2011-10-06
Thinking about event loops versus threads
The inimitable Ted Dziuba recently compared threads against event loops for throughput and ease of use and came down firmly on the side of threads; to summarize his writing, he argues (with math) that threads have the same throughput and are easier to use. While I sort of agree with this, I think that his math makes some assumptions or, alternately, ignores some constant factors that are potentially important in real life.
(His math implicitly assumes that servicing activity either takes the same amount of CPU in threads as it does with event loops, or that the difference in CPU required is small enough to ignore.)
If you look at them from the right angle, both threads and event loops are switching contexts back and forth between various IO requests; the difference is that threads perform this context switching implicitly for you while in an event loop you perform it explicitly. This gives event loops three potential performance advantages over threads for CPU usage: lower context switch overheads, lower costs of coordination, and aggregation of IO wait requests.
Event loops change context entirely in userspace and generally through very simple code (part of the simplicity is that event loops normally give up on scheduling), while threads have more involved and expensive context switches. However, looking only at the 'context switch' part is to overstate the event loop advantage; to be fair we need to include the work to manage all of the various callback contexts that event loops breed. My feeling is that most event loop implementations will still come out ahead, especially once multiple threads begin contending for CPU and force the scheduler to become involved.
(In many cases any work the scheduler does to 'fairly' or efficiently decide the next thread to run is almost entirely wasted effort; it just doesn't matter, and where it matters a bit the important thing is to avoid starvation.)
The coordination costs are the locking and mutexing costs that threads pay to talk to each other to exchange information; event loops mostly get this coordination for free. However this is task dependent, since how much coordination you need depends on what you're doing. Some sorts of systems require very high coordination (eg ones where information frequently passes from connection to connection), while others have none (the classic 'serve static resources' case). High coordination systems pay a high price for being threaded since hot locks and frequent locking are both very expensive.
(The counter argument is that a multi-core event loop system has the same coordination needs, although it may be able to get away with less locking if it is sufficiently clever and can partition the work between cores sufficiently carefully. You only get coordination for free if you only have one event loop process or at the least you don't need to coordinate across event loop process boundaries.)
Aggregation of IO wait requests is the question of whether it is more (CPU) efficient in your operating system to have one thread wait for activity on five hundred IO sources or to have five hundred threads wait for one IO source each. A certain amount depends on the details of the system calls available; for example, a potential factor in threads' favour is that many of their IO waits are implicit in other system calls that they are already doing. If an event loop has to do 'wait for read data to be available; read available data' (as two syscalls), threads have a potential advantage (since they're just doing a single blocking read). Things like asynchronous IO with completion notifications level the playing field again back to the basic question.

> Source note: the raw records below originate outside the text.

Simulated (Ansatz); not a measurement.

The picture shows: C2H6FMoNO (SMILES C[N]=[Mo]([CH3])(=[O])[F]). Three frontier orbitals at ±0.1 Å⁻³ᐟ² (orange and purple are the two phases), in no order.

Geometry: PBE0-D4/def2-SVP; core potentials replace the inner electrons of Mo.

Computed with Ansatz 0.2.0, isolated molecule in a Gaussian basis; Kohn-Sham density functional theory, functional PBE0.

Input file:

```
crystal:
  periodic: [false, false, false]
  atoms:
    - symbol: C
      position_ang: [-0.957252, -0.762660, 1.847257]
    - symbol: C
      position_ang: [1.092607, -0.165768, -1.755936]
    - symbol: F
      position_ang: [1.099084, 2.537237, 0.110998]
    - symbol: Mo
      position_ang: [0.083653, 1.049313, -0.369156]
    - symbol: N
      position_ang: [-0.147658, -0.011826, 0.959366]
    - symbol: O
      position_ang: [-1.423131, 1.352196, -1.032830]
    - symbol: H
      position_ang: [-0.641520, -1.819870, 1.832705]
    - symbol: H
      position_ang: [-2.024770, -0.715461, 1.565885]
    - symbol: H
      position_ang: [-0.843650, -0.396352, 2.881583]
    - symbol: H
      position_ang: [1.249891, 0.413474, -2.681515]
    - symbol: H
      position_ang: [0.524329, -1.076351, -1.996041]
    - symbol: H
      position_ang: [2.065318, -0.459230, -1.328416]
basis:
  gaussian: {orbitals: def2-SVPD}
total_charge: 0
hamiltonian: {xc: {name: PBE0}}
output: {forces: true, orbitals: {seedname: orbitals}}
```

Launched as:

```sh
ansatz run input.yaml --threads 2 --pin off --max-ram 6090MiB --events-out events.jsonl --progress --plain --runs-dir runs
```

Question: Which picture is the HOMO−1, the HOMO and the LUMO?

The classical thread performance breakdown under high concurrency is in fact exactly a failure of these assumptions and factors: you have so many (active) threads that the system is spending almost all of its time thrashing back and forth between them and almost none of it actually having the thread code do useful work. A corresponding pragmatic advantage of event loops is that you can build your management data structures for your expected load, using sophisticated high capacity ones where necessary.
(Operating systems have historically not designed their schedulers and other bits for huge numbers of active threads and have thus opted for relatively simple and maintainable data structures that work fine for typical, sane loads.)
One final note: the effects of all of these factors drops as the amount of real computation required to service a particular request rises and vice versa. This neatly explains where event loops have been hugely popular, namely environments where the per-request computation is effectively nil and there is a large number of requests; this situation maximizes any thread overhead that exists.
(The worst case worst case has lots of requests, very low per request computation, and high coordination requirements, thereby maximizing every possible thread disadvantage. I believe the classic demo case is simple chat rooms with large numbers of clients in each room.)